937. Reorder Data in Log Files

Medium

Problem:

Reorder the logs based on the following rules:

1. The identifier, which is the first part of the log, doesn't impact the order.

2. Letter-logs should be ordered before those digit-logs.

3. When the content of the word logs is identical, the logs should then be sorted based on their identifier.

4. Digit-logs should remain in the original input order.

Note: If their contents are the same, then sort them lexicographically by their identifiers.

Input: logs = ["dig1 8 1 5 1","let1 art can","dig2 3 6","let2 own kit dig","let3 art zero"]
Output: ["let1 art can","let3 art zero","let2 own kit dig","dig1 8 1 5 1","dig2 3 6"]
Explanation: The letter-log contents are all different, so their ordering is "art can", "art zero", "own kit dig". The digit-logs have a relative order of "dig1 8 1 5 1", "dig2 3 6".

https://leetcode.com/problems/reorder-data-in-log-files/

What to learn:

• set doesn't preserve order of insertion, but a list does.

• The loop for tuples in the following solution is better than the one in the first solution:

  for _, _, i in new_arr:  
      result_arr.append(logs[i])

• Python's sort function allows for complex sorting rules by returning tuples from the key function. If the key function -- in the last solution, lambda -- returns a tuple, then sort will sort by the elements of the tuple in order - first sorts all elements primarily according to the first element of the tuple. This is sometimes referred to as "lexicographical" or "dictionary" order. In other words, this code is sorting the strings in letters first by the second word in each string, and then (in the case of ties) by the first word in each string.

Solutions:

1. Divide the provided list into digits and letters.

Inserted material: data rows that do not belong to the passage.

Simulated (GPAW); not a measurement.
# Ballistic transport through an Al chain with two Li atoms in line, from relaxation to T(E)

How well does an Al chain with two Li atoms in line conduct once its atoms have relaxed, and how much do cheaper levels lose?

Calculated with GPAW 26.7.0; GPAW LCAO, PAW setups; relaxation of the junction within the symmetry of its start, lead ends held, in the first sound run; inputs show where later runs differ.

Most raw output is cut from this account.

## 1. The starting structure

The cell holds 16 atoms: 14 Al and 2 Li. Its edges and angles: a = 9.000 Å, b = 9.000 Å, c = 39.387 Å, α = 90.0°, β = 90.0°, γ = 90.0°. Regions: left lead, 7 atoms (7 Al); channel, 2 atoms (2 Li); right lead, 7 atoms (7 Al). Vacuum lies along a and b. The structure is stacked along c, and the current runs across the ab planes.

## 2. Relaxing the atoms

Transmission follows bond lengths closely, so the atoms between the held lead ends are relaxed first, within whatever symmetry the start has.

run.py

2. Sort the letters excepting the identifier.

3. Return the entire list.

class Solution:
    def reorderLogFiles(self, logs: List[str]) -> List[str]:
        ordered_set = set()
        num_list = []
        new_arr = []
        result_arr = []
        # Separate letter-logs and digit-logs
        # Save indices
        arr = [item.split() for item in logs]
        for idx, elem in enumerate(arr):
            # if the log contains a digit, it's a digit-log
            if elem[1].isdigit():
                num_list.append(idx)
            # otherwise, it's a letter-log
            else:
                ordered_set.add(idx)
        # tuple: (identifier, log_content, index)
        for i in ordered_set:
            log_parts = logs[i].split(" ", 1)  # split only on the first space
            identifier = log_parts[0]
            content = log_parts[1]
            new_arr.append((identifier, content, i))

        # Sort by identifier and log content
        new_arr.sort(key=lambda x: (x[1], x[0]))  # sort primarily by content, then by identifier

        # Letter-logs ordering
        for tup in new_arr:
            result_arr.append(logs[tup[2]])

        # Digit-logs ordering
        for i in num_list:
            result_arr.append(logs[i])
        return result_arr

Better approach

class Solution:
    def reorderLogFiles(self, logs: List[str]) -> List[str]:
        letters, digits = [], []
        for log in logs:
            if log.split()[1].isdigit():
                digits.append(log)
            else:
                letters.append(log)
        letters.sort(key=lambda x: x.split()[1:], x.split()[0]))
        return letters + digits

Here's how it works:

# s = ['2 A', '1 B', '4 C', '1 A']
def func(x):
    return x.split()[1], x.split()[0]
sorted(s)        # ['1 A', '1 B', '2 A', '4 C']
s.sort(key=func) # ['1 A', '2 A', '1 B', '4 C']

1. func is a function that takes a string x as input. This string is expected to contain words separated by spaces.

2. x.split()[1] and x.split()[0] are used to split the input string x into a list of words. [1] and [0] are the indices used to access the second word and first word in the list respectively.

3. func returns a tuple of two elements: the second word in the string, and then the first word in the string.

4. s.sort(key=func) sorts the list s in place. The key parameter is used to specify a function of one argument that is used to extract a comparison key from each element in s. In this case, it's using func as the key, meaning it's sorting the strings primarily by their second word, and then by their first word.

In other words, this code is sorting the strings in s first by the second word in each string, and then (in the case of ties) by the first word in each string.

If func returned a tuple with more than two elements, sort would continue this process, comparing the next element in the tuple only if all the previous elements were equal. This lets you sort by as many criteria as you want, simply by extending the tuple returned by your key function.